In [2]:
from transformers import AutoTokenizer

In [3]:
## loading dataset
from datasets import load_dataset
from random import randrange

dataset = load_dataset("databricks/databricks-dolly-15k", split = "train")

print(f"Dataset size : {len(dataset)}")
print(dataset[randrange(len(dataset))])

The secret `HF_TOKEN` does not exist in your Colab secrets.
To authenticate with the Hugging Face Hub, create a token in your settings tab (https://huggingface.co/settings/tokens), set it as secret in your Google Colab and restart your session.
You will be able to reuse this secret in all of your notebooks.
Please note that authentication is recommended but still optional to access public models or datasets.


README.md: 0.00B [00:00, ?B/s]

databricks-dolly-15k.jsonl:   0%|          | 0.00/13.1M [00:00<?, ?B/s]

Generating train split:   0%|          | 0/15011 [00:00<?, ? examples/s]

Dataset size : 15011
{'instruction': 'Was the Pixie Lott song "Mama Do" ever the #1 single?', 'context': '"Mama Do (Uh Oh, Uh Oh)" debuted at number one on the UK Singles Chart, selling 58,840 downloads in its first week. Lott described her reaction upon learning the song reached number one: "I was in bed at my mum and dad\'s, where I still live, in Brentwood, Essex. I was on the laptop, and I got a phone call from my A&R man. He really dragged it out. I said, \'Please put me out of my misery.\' And he said, \'I\'m really, really sorry but... you\'re No 1!\' I spent the rest of the day running around the house, screaming."\n\nThe single was certified silver by the British Phonographic Industry (BPI) on 28 August 2009 for sales in excess of 200,000 copies. Exactly 11 years later, on 28 August 2020, the certification was upgraded to gold for sales and streams of over 400,000. As a result of the single\'s popularity at the time, the single\'s iTunes B-side, "Use Somebody", debuted and pea

In [4]:
def format_dolly(sample):
    instruction = f"### Instruction\n{sample["instruction"]}"
    context = f"### Context\n{sample["context"]}" if len(sample["context"]) > 0 else None
    response = f"### Answer\n{sample["response"]}"
    prompt = "\n\n".join([i for i in [instruction, context, response] if i is not None])
    return prompt


In [5]:
format_dolly(dataset[randrange(len(dataset))])

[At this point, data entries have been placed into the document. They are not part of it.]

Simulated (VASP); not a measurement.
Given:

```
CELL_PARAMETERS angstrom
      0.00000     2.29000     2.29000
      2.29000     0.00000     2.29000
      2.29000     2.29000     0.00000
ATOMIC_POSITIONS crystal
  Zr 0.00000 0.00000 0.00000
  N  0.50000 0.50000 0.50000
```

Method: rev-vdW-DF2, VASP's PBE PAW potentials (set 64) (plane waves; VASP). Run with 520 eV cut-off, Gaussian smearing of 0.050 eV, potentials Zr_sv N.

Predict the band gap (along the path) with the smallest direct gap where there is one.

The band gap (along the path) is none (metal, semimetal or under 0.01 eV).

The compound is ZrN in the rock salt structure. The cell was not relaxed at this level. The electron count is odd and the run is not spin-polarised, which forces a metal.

"### Instruction\nWhat is the New Administrative Capital of Egypt?\n\n### Context\nThe New Administrative Capital (NAC) (Arabic: العاصمة الإدارية الجديدة, romanized: al-ʿĀṣima al-ʾIdārīya al-Gadīda) is a new urban community in Cairo Governorate, Egypt and a satellite of Cairo City. It is planned to be Egypt's new capital and has been under construction since 2015. It was announced by the then Egyptian housing minister Mostafa Madbouly at the Egypt Economic Development Conference on 13 March 2015. The capital city is considered one of the projects for economic development, and is part of a larger initiative called Egypt Vision 2030.\n\n### Answer\nThe New Administrative Capital is planned city that will replace Cairo as the capital or Egypt.  Construction has been underway since 2015 and is planned to be ready by 2030."

In [6]:
model_id = "mistralai/Mistral-7B-v0.1"
tokenizer = AutoTokenizer.from_pretrained(model_id) # load tokenizer fot his model
tokenizer.pad_token = tokenizer.eos_token # here eos use as pad token

tokenizer_config.json:   0%|          | 0.00/996 [00:00<?, ?B/s]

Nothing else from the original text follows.